Like the most of other people who lived in the Donetsk and Luhansk regions, Lydia was forced to leave her native Horlivka in 2014 due to the start of hostilities. Being hundreds of kilometers away from her home is not an easy challenge, especially for a person over 60.
For the first time, the woman settled in a modular town in Kryvyi Rih. Due to difficult living conditions (summer temperatures exceeded 38 degrees), the woman was forced to look for a new home again. That’s how she got acquainted with the local team of the CF “Right to Protection” (R2P).
In 2016, the monitoring specialist of the R2P Olena Pazenko helped Lydia move to a dormitory in Sofiyivka. The woman lived there for the next three years. But a modest pension which she received was not enough to pay the high cost of utilities. Lydia was forced to return to the modular town. Subsequently, the woman tried to find housing in the cities of Pokrov and Zhovti Vody, but all these attempts were in vain.
However, Lydia did not despair, and once our colleague offered to apply for temporary housing in a dormitory in Kryvyi Rih. The first floor of the building was reconstructed thanks to the efforts of the Ukrainian Social Investment Fund (USIF) and local authorities.
There is one week left before the opening of this compact residence place. The woman still had to collect a package of documents, while many other IDPs had already handed them in. At first, it seemed that there was nothing to hope for. However, with the help of our colleagues, all the necessary documents were collected and submitted within one day.
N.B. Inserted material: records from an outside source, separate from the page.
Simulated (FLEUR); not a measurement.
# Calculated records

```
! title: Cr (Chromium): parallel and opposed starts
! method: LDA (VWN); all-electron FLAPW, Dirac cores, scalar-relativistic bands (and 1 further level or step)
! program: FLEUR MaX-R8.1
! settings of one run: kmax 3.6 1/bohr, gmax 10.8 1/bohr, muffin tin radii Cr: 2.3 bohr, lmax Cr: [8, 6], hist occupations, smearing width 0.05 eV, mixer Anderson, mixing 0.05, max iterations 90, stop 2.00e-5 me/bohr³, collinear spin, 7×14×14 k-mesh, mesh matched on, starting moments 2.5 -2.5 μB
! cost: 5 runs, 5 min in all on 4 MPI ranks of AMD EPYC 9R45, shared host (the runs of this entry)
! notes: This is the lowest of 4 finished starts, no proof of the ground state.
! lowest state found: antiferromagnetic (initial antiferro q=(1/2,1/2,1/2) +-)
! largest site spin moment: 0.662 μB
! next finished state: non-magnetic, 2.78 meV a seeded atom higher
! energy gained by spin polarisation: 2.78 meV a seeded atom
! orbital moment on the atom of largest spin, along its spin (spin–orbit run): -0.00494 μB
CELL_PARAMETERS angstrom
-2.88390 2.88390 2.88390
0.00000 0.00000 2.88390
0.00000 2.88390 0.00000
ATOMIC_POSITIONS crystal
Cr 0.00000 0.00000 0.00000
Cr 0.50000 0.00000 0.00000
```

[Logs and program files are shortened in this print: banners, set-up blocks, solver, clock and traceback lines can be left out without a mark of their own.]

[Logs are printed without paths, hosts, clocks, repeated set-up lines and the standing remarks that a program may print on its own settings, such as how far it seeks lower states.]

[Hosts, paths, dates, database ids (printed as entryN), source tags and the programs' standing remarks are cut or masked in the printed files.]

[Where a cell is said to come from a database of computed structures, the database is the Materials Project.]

«IDP’s applications for temporary housing are being considered by a Commission with the use of a priority-based scoring system. Ms. Lydia received approval of the Commission and was settled in a 1-room apartment in an apartment-type dormitory. Therefore, we emphasize that every internally displaced person has the right to submit documents and stand in line for temporary housing, even if the number of people in the queue exceeds the number of apartments available,»,– said Myroslava Sushchenko, the head of the Dnieper-Zaporizhia office of the R2P.
Our colleague Olena Pazenko warmly tells about the recent meeting with Lydia:
«Recently, during a monitoring visit to the compact residence place, we talked to Ms. Lydia about her impeccable Ukrainian language and it turned out that her daughters graduated from the Faculty of Ukrainian Philology, and Ms. Lydia’s older brother is a famous Ukrainian poet Leonid Talalai, whose works are studied in schools. Mrs. Lydia is a bright person and very modest! I am so glad that our efforts were not in vain, I am glad to see her eyes shining with happiness – such moments give hope that in the future every person who was forced to leave home will definitely find it!»
Today Lydia is finally happy and gets used to living in her new home.
We are sincerely glad that this story turned out to be a success. We wish Lydia to never feel any discomfort in her life again and to only feel warmth, coziness, joy, and happiness. We also thank the city authorities of Kryvyi Rih and the Ukrainian Social Investment Fund for their help in realizing Lydia’s dream.